Which of these aren't available on OpenBSD in your opinion?

-- 
Dmitrij D. Czarkoff



Re: [dev] Operating system choice

2014-11-19 Thread Bigby James
I've been a happy Arch user for 4 years, but I've been seriously considering
moving to FreeBSD. Lots of similarities between the two, and FreeBSD has all the
software I use in its ports tree. It seems to have the right balance of
simplicity and customizability, and the -STABLE branch gets regular updates
while being more stable, reliable and predictable than Arch.  Stability has
become a big concern of mine, insofar as I've finally got my user applications
and system services and such configured just so and don't want to wonder if
the next Arch update will break something. I've never had any major breaks on
Arch, but I'm at the point where even minor setbacks piss me off. Case in point:
While all of my outgoing email from the last week has ended up in the "Sent"
folder none of them have actually been sent. I've been screwing with it for over
an hour. If this mail reaches the list it's because Mutt's built-in SMTP support
worked, which means msmtp is broken, possibly from the recent gnutls update.
Second time a gnutls update broke something in the last month.

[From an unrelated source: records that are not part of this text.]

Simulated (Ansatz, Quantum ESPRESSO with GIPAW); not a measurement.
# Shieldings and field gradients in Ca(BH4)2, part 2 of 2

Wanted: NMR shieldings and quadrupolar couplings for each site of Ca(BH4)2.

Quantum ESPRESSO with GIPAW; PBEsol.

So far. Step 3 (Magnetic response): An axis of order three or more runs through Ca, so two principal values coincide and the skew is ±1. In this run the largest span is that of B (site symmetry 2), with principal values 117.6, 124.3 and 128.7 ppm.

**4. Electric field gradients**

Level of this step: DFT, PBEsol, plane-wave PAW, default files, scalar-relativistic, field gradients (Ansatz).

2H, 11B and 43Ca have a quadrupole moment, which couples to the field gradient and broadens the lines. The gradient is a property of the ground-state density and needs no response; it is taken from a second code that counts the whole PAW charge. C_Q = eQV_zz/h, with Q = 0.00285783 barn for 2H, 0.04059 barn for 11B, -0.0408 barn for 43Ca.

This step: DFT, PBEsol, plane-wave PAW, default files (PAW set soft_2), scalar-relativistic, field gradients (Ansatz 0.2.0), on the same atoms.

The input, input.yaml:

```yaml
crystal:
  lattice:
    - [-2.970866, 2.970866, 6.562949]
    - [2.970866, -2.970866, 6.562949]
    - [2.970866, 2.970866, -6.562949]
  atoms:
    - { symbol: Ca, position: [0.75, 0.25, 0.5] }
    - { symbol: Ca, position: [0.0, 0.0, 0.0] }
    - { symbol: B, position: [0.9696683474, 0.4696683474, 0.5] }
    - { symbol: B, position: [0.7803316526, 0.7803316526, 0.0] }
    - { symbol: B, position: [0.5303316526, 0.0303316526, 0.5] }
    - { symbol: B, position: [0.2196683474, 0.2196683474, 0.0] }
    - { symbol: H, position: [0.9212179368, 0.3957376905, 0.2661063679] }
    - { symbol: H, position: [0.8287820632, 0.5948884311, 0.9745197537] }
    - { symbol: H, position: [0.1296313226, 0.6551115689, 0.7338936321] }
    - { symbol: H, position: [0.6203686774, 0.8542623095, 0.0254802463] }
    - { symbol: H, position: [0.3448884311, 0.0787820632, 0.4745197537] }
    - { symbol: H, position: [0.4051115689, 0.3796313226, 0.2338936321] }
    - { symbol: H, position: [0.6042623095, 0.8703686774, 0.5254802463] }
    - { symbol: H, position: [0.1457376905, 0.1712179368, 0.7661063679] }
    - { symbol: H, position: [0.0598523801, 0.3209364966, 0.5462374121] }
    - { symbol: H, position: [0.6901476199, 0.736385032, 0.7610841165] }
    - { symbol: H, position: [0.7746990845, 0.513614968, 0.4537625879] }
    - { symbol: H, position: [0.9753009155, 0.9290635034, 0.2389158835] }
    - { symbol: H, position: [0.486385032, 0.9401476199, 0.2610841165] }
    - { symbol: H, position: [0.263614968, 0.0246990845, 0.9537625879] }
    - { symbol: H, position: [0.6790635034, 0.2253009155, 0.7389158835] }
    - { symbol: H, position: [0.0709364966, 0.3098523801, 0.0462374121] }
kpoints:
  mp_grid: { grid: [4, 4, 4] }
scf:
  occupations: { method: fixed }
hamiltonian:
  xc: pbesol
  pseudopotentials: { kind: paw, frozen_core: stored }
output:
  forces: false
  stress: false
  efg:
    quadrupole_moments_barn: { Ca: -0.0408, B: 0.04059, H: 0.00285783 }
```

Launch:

I've play with CRUX before and was impressed by its ports system, but since a)
managing wireless is more tedious than I think it should be, and b) you're
pretty much required to maintiain your own heap of ports, I'll probably take a 
pass on
that. CRUX has always felt kinda kludge-y. I'd give OpenBSD a try if it weren't
lacking a couple packages/ports I need for work. Gentoo isn't an option. Don't
get me started.

-- 
"A common mistake that people make when trying to design something completely
foolproof is to underestimate the ingenuity of complete fools." - Douglas Adams




Re: [dev] Operating system choice

2014-11-19 Thread Calvin Morrison
On 19 November 2014 14:32, Greg Reagle  wrote:
> On 11/19/2014 01:19 PM, Josh Lawrence wrote:
>> I'm curious to know what flavor of *nix people on this list use on a
>> day-to-day basis.
>

for linux, I use debian across the board, it makes it easier for me to
deal with getting my development/use setup across multiple machines.
This plus NFS gives me almost identical usage across different
destkops / servers. I do have different setup for my laptop, but it's
simply a slightly modified version of my i3 config and additional
laptop power saving tools.

otherwise I use plan9 on some servers, and I have a box running Haiku
just for fun (it's actually rather coherent)

Calvin



Re: [dev] Operating system choice

2014-11-19 Thread Greg Reagle
On 11/19/2014 01:19 PM, Josh Lawrence wrote:
> I'm curious to know what flavor of *nix people on this list use on a
> day-to-day basis.

I use:
Ubuntu LTS: job workstation and job server
Manjaro: job laptop and home laptop
Debian stable: home desktop and job server

I really like the stability of Debian, the ease of use of Ubuntu, and the 
recent packages of Manjaro.  For my coworkers (who are neither programmers nor 
sysadmins) who want Linux I install Xubuntu LTS.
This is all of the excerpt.